Review by Clay N Ferno
Produced by Lauren Shuler Donner, Bryan Singer, 
Simon Kinberg, Hutch Parker
Screenplay by Simon Kinberg
Story by Simon Kinberg, Matthew Vaughn, 
Jane Goldman
Based on Days of Future Past by 
Chris Claremont and John Byrne
Directed by Bryan Singer
Starring Hugh Jackman, James McAvoy, Michael Fassbender, 
Jennifer Lawrence, Halle Berry, Anna Paquin, 
Ellen Page. Nicholas Hoult, Peter Dinklage, 
Shawn Ashmore, Omar Sy, Daniel Cudmore, 
Evan Peters, Fan Bingbing, Adan Canto, Booboo Stewart, 
Josh Helman, Lucas Till, Ian McKellen, Patrick Stewart

Director Bryan Singer is back for an epic cross-time caper with X-Men: Days of Future Past. The latest Marvel Comics summer blockbuster merges the casts of the previous X-Men films and offers a glimpse at a not-so pleasant future.

Drawing inspiration from the comic book storyline of the same name, mutants in the future are forced to wear inhibitor collars or fear being eliminated by robotic Sentinels.

There are differences in the stories, however.

The movie doesn’t take direct cues from the famous storyline, rather it deftly adapts plot points from each of the other X-Men movies (Including Matthew Vaughn’s 2011 X-Men: First Class) to weave in and out of possible timelines. Are you a fan of Doctor Who and The Wolverine?
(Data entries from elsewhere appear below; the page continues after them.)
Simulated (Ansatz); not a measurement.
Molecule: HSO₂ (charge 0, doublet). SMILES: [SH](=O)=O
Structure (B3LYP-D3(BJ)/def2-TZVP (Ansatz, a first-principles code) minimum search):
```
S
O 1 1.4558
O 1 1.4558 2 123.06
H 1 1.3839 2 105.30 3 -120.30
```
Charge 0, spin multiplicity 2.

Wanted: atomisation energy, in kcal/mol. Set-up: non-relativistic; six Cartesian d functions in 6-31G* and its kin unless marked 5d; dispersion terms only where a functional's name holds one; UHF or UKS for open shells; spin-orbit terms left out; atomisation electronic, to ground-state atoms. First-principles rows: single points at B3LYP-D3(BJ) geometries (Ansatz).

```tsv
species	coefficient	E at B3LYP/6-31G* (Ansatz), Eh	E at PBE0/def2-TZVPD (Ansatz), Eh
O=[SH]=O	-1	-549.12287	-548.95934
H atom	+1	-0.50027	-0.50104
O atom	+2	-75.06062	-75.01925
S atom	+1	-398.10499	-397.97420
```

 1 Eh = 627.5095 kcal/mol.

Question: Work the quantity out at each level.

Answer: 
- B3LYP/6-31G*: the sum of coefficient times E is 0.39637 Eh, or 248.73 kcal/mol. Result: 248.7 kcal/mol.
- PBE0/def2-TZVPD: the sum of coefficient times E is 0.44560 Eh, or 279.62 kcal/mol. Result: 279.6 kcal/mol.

Singer delivers with this all-star cast and intelligent storytelling.

The movie opens on the future, as Bishop (Omar Sy), Blink (Fan Bingbing), Colossus (Daniel Cudmore), Kitty (Ellen Page) and Ice Man (Shawn Ashmore) fight off Sentinels. Our new brand of Sentinels are unlike any you have seen in the comics, more T-1000 than robot, with the ability to change form to fight the mutant enemy.

Before long, we’re treated to a meet up in China where surviving X-Men meet up with the old guard of X-Men: Storm, Wolverine, Professor X and Magneto. Actors Barry, Jackman, Stewart and McKellen are of course all reprising their signature X-Men roles.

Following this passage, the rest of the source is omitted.